Chapter 02: Data Structures and Functions

This lab sheet will move on to understanding how to write functions (very similar to mathematical functions) and lists (a way of holding data).

Tutorial

Work through the following:


1. Lists

A video describing the concept.

A video demo.

Another type of variable in Python (we have already seen numeric and character variables) is the list. This type acts as a container that can hold multiple other items in an ordered way.
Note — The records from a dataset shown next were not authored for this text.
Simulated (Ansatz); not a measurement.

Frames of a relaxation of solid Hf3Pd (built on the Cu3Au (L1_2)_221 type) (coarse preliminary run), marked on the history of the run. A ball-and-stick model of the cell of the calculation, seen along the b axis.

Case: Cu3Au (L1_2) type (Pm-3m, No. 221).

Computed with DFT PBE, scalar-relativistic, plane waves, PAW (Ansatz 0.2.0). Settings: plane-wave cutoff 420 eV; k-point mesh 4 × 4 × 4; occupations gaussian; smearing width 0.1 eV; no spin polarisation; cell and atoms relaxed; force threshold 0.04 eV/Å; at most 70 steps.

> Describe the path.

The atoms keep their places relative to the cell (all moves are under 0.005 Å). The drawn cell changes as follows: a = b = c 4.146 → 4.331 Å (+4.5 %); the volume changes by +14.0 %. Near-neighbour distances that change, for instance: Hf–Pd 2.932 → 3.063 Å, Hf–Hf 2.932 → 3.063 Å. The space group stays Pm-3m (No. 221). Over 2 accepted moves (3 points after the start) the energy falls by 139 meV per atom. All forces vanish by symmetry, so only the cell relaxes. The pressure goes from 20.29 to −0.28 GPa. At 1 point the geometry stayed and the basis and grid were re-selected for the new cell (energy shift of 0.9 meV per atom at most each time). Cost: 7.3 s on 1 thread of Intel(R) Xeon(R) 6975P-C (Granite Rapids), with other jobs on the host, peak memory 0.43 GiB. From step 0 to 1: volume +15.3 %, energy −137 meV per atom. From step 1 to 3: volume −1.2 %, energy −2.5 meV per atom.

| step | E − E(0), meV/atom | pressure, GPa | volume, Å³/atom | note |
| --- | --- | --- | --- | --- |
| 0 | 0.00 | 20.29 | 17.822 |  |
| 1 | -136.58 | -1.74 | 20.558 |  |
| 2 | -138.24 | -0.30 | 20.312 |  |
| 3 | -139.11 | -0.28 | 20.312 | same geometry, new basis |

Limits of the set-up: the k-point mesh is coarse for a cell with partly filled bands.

Here is a list of my favourite numbers:


In [1]:
favourite_numbers = [9, 12, 13, 7]
favourite_numbers


Out[1]:
[9, 12, 13, 7]

In [2]:
type(favourite_numbers)


Out[2]:
list

We can do various things to the items in the list:


In [3]:
sum(favourite_numbers)  # Adding all the elements of our list


Out[3]:
41

In [4]:
max(favourite_numbers)  # Getting the largest element of a list


Out[4]:
13

In [5]:
min(favourite_numbers)  # Getting the minimum element of a list


Out[5]:
7

In [6]:
favourite_numbers.append(-100)  # Add another element to a list
favourite_numbers


Out[6]:
[9, 12, 13, 7, -100]

We can also go in to our lists and get specific items. This works just as it did with strings:


In [7]:
favourite_numbers[0]  # Getting the first element of a list


Out[7]:
9

In [8]:
favourite_numbers[1]  # Getting the second element of a list


Out[8]:
12

In [9]:
favourite_numbers[-1]  # Getting the last element of a list


Out[9]:
-100

In [10]:
favourite_numbers[2:4]  # Getting the 3rd till the 4th element of a list


Out[10]:
[13, 7]

Strings (see in in the previous lab sheet) and lists are similar in that they are 'containers' for items. A lot of the manipulation that works with lists also works with strings:


In [11]:
firstname = "Vince"
len(firstname)  # How many characters are in the variable


Out[11]:
5

In [12]:
firstname[0]  # We can point at individual characters, 0 is the first


Out[12]:
'V'

In [13]:
firstname[4]


Out[13]:
'e'

In [14]:
firstname[-1]  # We can use negative number to start counting from the end


Out[14]:
'e'

In [15]:
firstname[0:4]  # We can 'slice' strings


Out[15]:
'Vinc'

Experiment by creating lists and manipulating them.

2. For loops.

A video describing the concept.

A video demo.

In the previous sheet, we saw that a while loop can be used to repeat a code chunk until a boolean condition is False. It is also possible to repeat an action for all elements of a list.


In [16]:
items = [1, 2, 3, 4, 5, 6, 7, 8, 9, 10]  # Creating a list
total = 0
for item in items:
    total += item
total


Out[16]:
55

A quick way to get a list of integers is the range command:


In [17]:
for k in range(10):
    print(k)


0
1
2
3
4
5
6
7
8
9

Experiment by summing (or perhaps multiplying?) over a different list of items.

3. List comprehension

A video describing the concept.

A video demo.

Here is a list of squares, done using the append method and a for loop.


In [18]:
total = 0
square_of_favourite_numbers = []  # Create an empty list
for n in favourite_numbers:
    square_of_favourite_numbers.append(n ** 2)
square_of_favourite_numbers


Out[18]:
[81, 144, 169, 49, 10000]

We can however do this using some nice Python syntax called a list comprehension:


In [19]:
square_of_favourite_numbers = [x ** 2 for x in favourite_numbers]
square_of_favourite_numbers


Out[19]:
[81, 144, 169, 49, 10000]

This is familiar, as it replicates mathematical notation. For example here is how to get the sum of the elements in the following set:

$$ \{n \in S \;| \text{ if } n \text{ is divisible by 2}\} $$

(This is mathematical notation for "the set of all things in $S$ that are divisible by 2.)


In [20]:
sum([n for n in favourite_numbers if n % 2 == 0])


Out[20]:
-88

Experiment by modifying this code to create a different list.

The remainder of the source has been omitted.